I’ve been a fan of Brussels sprouts since childhood. When I made my first Thanksgiving dinner for friends forty years ago, I fixed Brussels sprouts the way I remembered from family meals. I cut a little “X” in the stem end and boiled them, watching closely and removing them as soon as the center was tender, but the outside was still green. Guests politely took one or two while I and the few other fans finished the rest. Some Thanksgivings later, a friend offered to bring the Brussels sprouts, steaming them, adding bits of crispy fried bacon and cloaking all in a mustard cream sauce. These rich, disguising flavors made some converts, and this preparation held for many years. Then, fifteen years ago, deciding to feature the nutty, delicately cabbage-like flavor of Brussels sprouts, I thinly sliced each sprout and sautéed the slices in butter. For the first time, nearly everyone ate Brussels sprouts. For Thanksgivings since then, I’ve served Brussels sprouts this way or, in another great variation that features the flavor of Brussels sprouts, I’ve halved or quartered each sprout, tossed the pieces in olive oil and roasted them on sheet pans in a hot oven. Caramelized Brussels sprouts are popular with just about everyone.
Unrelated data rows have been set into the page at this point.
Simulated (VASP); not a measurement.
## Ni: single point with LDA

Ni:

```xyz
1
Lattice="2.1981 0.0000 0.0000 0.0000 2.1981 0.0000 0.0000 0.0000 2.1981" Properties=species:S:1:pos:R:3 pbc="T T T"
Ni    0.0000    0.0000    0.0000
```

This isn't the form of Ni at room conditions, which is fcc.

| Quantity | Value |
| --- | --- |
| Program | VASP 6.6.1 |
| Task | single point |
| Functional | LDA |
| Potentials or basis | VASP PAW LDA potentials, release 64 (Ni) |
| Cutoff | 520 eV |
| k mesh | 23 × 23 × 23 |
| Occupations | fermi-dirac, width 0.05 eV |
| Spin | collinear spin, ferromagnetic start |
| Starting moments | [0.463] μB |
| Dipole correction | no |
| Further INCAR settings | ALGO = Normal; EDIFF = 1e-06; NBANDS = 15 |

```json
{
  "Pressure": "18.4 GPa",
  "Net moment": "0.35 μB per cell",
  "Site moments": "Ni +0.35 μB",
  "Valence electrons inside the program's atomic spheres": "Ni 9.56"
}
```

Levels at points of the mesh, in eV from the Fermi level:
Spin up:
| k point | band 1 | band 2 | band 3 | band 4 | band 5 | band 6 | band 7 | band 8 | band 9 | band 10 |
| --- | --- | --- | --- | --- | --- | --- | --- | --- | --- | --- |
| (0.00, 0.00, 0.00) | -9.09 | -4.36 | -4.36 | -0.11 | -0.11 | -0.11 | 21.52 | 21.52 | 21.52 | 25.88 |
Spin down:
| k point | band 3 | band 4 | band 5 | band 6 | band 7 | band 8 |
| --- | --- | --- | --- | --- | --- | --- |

My and guests’ experiences with Brussels sprouts mirror a trend among chefs and home cooks. Over the past decade, restaurants began serving roasted Brussels sprouts as appetizers and sides. Creative recipes for Brussels sprouts began appearing in cooking magazines, newspaper articles and blogs. And in the Skagit Delta this fall, rows and rows of Brussels sprouts stretch across the fields to meet the demand for this lovely vegetable.
Always on the lookout for recipes that celebrate the new popularity of Brussels Sprouts, I was intrigued by a recent New York Times Cooking recipe by Susan Spungen for Roasted and Raw Brussels Sprouts Salad. In the introduction, she writes: “If you like a good kale salad, or any type of crunchy salad, then you will love this one, which combines shredded raw brussels sprouts with roasted brussels sprouts leaves.” I did love it and have made it several times with the Brussels Sprouts growing in my winter kitchen garden. I’ve also developed a delicious variation with cabbage and kale that uses the same raw and roasted techniques.
Roasted and Raw Brussels Sprouts Salad
1 pound Brussels Sprouts
2 tablespoons fresh lemon juice
¾ teaspoon kosher salt
1 small shallot, halved
2 tablespoons sherry vinegar
1 tablespoon Dijon mustard
1 teaspoon honey or maple syrup
5 tablespoons extra-virgin olive oil
1 ½ ounces Pecorino Sardo, or other sharp sheep’s milk cheese, shaved with a vegetable peeler (about 1 scant cup)
⅓ cup whole raw almonds, roughly chopped
Trim the sprouts, cutting a good 1/4-inch off the bottom. Pull off the large leaves (you should have about 2 cups of them); set aside. Shred the remaining sprouts thinly, using a food processor fitted with the slicing blade, or use a knife to halve them through the core, then thinly slice them. You should have 5 to 6 cups
Toss the shredded sprouts with the lemon juice and 1/4 teaspoon salt, and massage with your hands to tenderize them. Set aside.
Finely mince half the shallot and mix with the sherry vinegar, mustard, honey, 1/4 teaspoon salt and a few grinds of pepper. While stirring, slowly pour in 4 tablespoons oil, then drizzle the dressing onto the sprouts, mixing thoroughly. Toss in the cheese and place in a serving bowl. (Cover and refrigerate for up to 4 hours, if not serving right away.)
Heat the oven to 375 degrees. Thinly slice the other half of the shallot, and on a small baking sheet, combine the shallot with the reserved sprout leaves, almonds, remaining 1 tablespoon oil and 1/4 teaspoon salt. Toss to coat, then roast, tossing once or twice until the sprouts begin to crisp and brown, 10 to 12 minutes.
Place the hot ingredients on top of the salad (do not toss) and serve immediately, with more cracked pepper on top.
After I trimmed a ¼ inch from the stems, it was easy to slip the outer leaves from each sprout and collect two cups of green leaves. I used the food processor to shred the inner sprouts and then tossed them with the lemon juice and salt.
It was one of those cooking leaps of faith to combine the sliced shallot, chopped almonds and sprout leaves and believe that they would all finish cooking at the same time, but they did. The crispy leaves and nuts and the soft shallots make a wonderful combination and a beautiful topping for the shredded leaves and shaved pecorino. The dressing is really tasty too. I used maple syrup.
To serve this salad, reach deeply with the salad spoons and capture both bottom and top layers. The salad is beautiful in the bowl and on the plate.
The roasted Brussels Sprouts leaves reminded me of roasted kale leaves and the shredded Brussels Sprouts centers reminded me of cabbage. With these similarities in mind, it was a short step to making this salad with cabbage and kale. I followed all the instructions of the original recipe and would make this version again too.
Winter salads are so hearty and satisfying. I’m grateful that Brussels sprouts and their brassica cousins will keep us in salads through this cold and dark season.